# DLHub: A Data and Learning Hub for Science

DLHub is a self-service platform for publishing, applying, and creating machine learning (ML) models, including deep learning (DL) models, and associated data transformations. It is:

1. A **model serving infrastructure**: Users can easily run or test models (and also other related services, such as data transformations) via simple Web calls.

2. A **model registry**: Model developers can easily publish models, along with associated descriptive metadata and training data, so that they can then be discovered, cited, and reused by others.

3. A **model development system**: Developers of new models can easily access the data and computing infrastructure needed to re-train models for new applications.

DLHub benefits users in many ways. Data scientists can publish models (i.e., architectures and weights) and methods. Other scientists can apply existing models to new data with ease (e.g., by querying a prediction API for a deployed model). They can easily create new models with state-of-the-art techniques. Together, these capabilities lower barriers to employing ML/DL, making it easier for researchers to benefit from advances in ML/DL technologies.


# Publishing a Scikit-learn model

The example below covers how to publish a scikit-learn model in DLHub. This includes:
* Model dataset description ( *The feature to publish dataset description in DLHub is a future work )
* Model metadata description
* Model publishing

As a simple example, we will show how to submit a SVM model created based on the [Iris Dataset](https://archive.ics.uci.edu/ml/datasets/Iris).

To publish a model with DLHub we first gather some metadata about the model itself. Our SDK is designed to assist the user in generating this metadata.

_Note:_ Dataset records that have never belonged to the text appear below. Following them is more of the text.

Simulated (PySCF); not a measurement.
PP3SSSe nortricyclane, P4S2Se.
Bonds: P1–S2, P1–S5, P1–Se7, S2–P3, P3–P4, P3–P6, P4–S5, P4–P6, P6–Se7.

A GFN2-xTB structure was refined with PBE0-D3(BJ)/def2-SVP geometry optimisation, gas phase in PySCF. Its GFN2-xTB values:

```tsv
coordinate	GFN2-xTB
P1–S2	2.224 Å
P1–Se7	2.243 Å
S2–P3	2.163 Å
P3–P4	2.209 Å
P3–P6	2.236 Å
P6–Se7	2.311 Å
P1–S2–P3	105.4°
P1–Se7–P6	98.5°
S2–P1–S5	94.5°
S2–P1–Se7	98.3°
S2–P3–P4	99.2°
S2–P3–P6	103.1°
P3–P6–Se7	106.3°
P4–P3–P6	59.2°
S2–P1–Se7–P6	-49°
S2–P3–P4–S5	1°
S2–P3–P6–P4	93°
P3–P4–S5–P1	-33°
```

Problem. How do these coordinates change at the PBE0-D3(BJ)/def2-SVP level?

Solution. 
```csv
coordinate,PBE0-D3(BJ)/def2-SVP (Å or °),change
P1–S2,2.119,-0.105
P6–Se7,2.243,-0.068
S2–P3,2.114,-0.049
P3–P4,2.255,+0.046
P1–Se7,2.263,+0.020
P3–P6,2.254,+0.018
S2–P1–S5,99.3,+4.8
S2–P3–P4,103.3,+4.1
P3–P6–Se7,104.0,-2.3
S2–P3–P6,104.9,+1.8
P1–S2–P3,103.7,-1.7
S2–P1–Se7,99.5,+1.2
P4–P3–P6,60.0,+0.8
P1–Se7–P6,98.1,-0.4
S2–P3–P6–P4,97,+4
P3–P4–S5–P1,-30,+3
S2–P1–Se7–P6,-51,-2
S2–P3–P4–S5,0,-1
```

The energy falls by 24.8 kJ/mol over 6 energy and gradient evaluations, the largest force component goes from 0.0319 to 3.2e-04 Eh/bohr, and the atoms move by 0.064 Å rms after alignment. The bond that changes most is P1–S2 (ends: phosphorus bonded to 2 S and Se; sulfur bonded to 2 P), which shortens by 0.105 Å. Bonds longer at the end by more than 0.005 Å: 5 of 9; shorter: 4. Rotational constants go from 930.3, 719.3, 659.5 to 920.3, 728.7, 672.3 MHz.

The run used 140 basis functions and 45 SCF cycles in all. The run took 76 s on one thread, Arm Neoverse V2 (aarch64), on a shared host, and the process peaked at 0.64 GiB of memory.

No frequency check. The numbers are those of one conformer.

### Describing the training dataset

The first step is to describe the training data, which we assume is in a csv file named iris.csv in this example.

To make the training dataset usable for others, we want to tell them how to read it and what the columns are. Also, to make sure the authors of the data can be properly recognized, we need to provide provenance information. `dlhub_sdk` provides a simple tool for specifying this information: `TabularDataset`.

With `TabularDataset` class, the DLHub SDK supports any data **format** readable by the Pandas.



In [None]:
from dlhub_sdk.models.datasets import TabularDataset
import pandas as pd
import json

# Read in the dataset
data = pd.read_csv('scikit_learn_model/iris.csv', header=1)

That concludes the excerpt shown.